Archive for May, 2013

My Generation

(not just a song by The Who)


Generation X: An Inconvenient Era 

Eric A   (May 23, 2013)

A data-based look at the financial context of the past 30 years from the perspective of Gen X.

Lately there has been some talk about Generation X and retirement.

“The typical Gen X couple, born between 1966 and 1975, only has enough savings to replace half of its pre-retirement earnings. Married Americans born during the first part of the baby boom, from 1946 to 1955, can expect to retire with about 82 percent of their income.” (Gen X Has New Reason to Resent Boomers as Retirement Looks Bleak).

The response from some circles has been that the net worth of GenX is half that of their parents because they’re slackers who blew the money. Really?

Setting aside how the Boomers have been the most spendthrift generation in American history, quadrupling personal household debt and doubling US Federal debt in a single lifetime, I’d like to focus on something much simpler: 6th grade math.

Financial people should easily recognize this chart:

This is your standard net worth chart, starting with an income of $20,000 at age 20 and increasing income by 3% a year to a pleasant $40,000/year at age 43. This person saved a standard 10% of their income, and invested at the standard 6%/year compounded.

Standard lifetime incomes have a tendency to rise from your 20s to your 50s and level off, so your real income-generating years are strongly back-loaded. This earnings chart from Canada is pretty standard:

As for 6% compounding markets, this is what portfolios from 1980-2000 looked like:

Wow, this investing stuff is easy! But we know what happened after that. The Dow has since gone sideways for a brutal 13 year Bear market:

Oh well, those are the breaks. Markets tend to have a periodicity that rise for >20 years, but then reverse or at least stall in a bear market for <20 years.

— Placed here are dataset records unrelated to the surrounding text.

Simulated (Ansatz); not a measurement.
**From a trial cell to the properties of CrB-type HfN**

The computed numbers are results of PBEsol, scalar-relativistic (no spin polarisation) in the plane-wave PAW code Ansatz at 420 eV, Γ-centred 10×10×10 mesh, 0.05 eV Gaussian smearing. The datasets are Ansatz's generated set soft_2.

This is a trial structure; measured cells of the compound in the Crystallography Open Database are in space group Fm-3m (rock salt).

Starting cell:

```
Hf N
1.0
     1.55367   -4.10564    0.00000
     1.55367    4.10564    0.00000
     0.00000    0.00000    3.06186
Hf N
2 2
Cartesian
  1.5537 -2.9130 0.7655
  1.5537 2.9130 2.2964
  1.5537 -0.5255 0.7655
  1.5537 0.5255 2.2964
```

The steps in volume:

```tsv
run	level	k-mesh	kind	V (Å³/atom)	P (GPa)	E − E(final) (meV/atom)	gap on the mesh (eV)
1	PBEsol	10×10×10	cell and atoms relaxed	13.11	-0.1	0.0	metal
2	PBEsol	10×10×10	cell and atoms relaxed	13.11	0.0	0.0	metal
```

So what does this have to do with GenX?

Everything. Investing is an exponential function. One of the interesting aspects of the exponential function is that interest compounds very slowly at first, then increasing the amount contributed by interest ever-faster as time goes on. This is why Brokers are adamant about people beginning to invest when they are young: no realistic level of interest can make up for the compounding effect of time. Here is the same assumption as above—3% income rise, 10% savings with 6% compounding — taken from age 20 to 65, halting peak income at a reasonable $55,000/year:

Note it takes 21 years to reach the first $100k, but only 8 to reach the $200k and 4 to reach $300k. This compounding-made-real actually happened from 1980-2000.

Here is a matrix of the 4 Generations:

Note anything on this chart? The Boomer generation had a rough start in the bear market of the 70’s, but were only about 25 when it ended, so the Bull run coinciding with 20 of their core income years. Very nice.

Quick look to the right and you’ll see GenX. When did they come into their equivalent earning years? Year 2000, just as the market was cut in half:

Why should that matter? The Dow has now recovered and gone to new highs of 14,000.

Well, let’s run the charts and see. Again assuming $20k starting income, 3% income growth, 10% savings, and full investment in the Dow as a proxy, let’s compare GenX income theory to reality:

Wow! Right at the 10-year compounding point in 2000, the X-er’s market clock was re-set to zero. Then in 2008, the next 10-year compounding point, they were re-set to zero again!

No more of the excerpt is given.